This year, World Refugee Day has arrived in conjunction with what could be called the precipice of the refugee crisis. Migration of those fleeing conflict has reached unprecedented levels: Since January 2015, 1.2 million people have made the perilous journey across the Mediterranean sea to reach Europe; in 2016 so far, 35% of arrivals by sea have been children and 27% of all asylum applications (95,080) have been for children.
Amid the frenzied campaigning around Brexit, the “Remain” campaign has engaged in scaremongering and issued warnings of “swarms of migrants” entering Britain; but this doesn’t change the reality that the majority of these migrants have their own harrowing stories that have left them with no other choice.
It is therefore, more important than ever to stand together with refugees this year.
The most vulnerable in this situation are the thousands of children who have had to make the journey on their own and who are open to exploitation and abuse at the hands of traffickers and smugglers.

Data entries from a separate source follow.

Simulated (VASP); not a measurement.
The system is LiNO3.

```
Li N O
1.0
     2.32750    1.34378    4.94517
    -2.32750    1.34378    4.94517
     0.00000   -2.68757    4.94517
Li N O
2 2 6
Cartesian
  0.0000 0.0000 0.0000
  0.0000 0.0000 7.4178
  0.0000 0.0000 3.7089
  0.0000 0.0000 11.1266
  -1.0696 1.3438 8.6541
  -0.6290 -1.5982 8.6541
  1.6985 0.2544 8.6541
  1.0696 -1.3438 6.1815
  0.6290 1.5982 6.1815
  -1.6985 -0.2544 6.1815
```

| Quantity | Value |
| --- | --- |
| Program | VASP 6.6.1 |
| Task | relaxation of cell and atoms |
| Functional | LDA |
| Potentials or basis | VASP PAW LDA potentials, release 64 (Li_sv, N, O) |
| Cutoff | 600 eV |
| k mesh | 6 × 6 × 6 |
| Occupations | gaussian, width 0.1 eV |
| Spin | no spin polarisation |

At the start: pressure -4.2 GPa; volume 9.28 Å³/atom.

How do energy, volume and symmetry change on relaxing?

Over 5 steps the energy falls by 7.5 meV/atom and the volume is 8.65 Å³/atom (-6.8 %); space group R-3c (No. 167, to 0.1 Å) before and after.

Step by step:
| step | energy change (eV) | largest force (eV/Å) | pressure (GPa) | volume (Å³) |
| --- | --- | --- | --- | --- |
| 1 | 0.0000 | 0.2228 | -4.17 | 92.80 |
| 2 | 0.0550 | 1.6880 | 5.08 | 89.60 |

As well as the physical threats and fear that come with fleeing home, the psychological impact on minors undertaking a journey fraught with danger and facing systemic rigmarole, is something that has been overlooked, as they are politically negotiated in terms of “numbers”, “resources” and “capacity considerations”.
Badly formulated arguments such as avoiding the “pull effect”, further compound the precarious situation that unaccompanied minors wanting to enter Britain are faced with. Engaging in political bargaining, the UK is falling short of European regulations and the international law it is bound to comply with.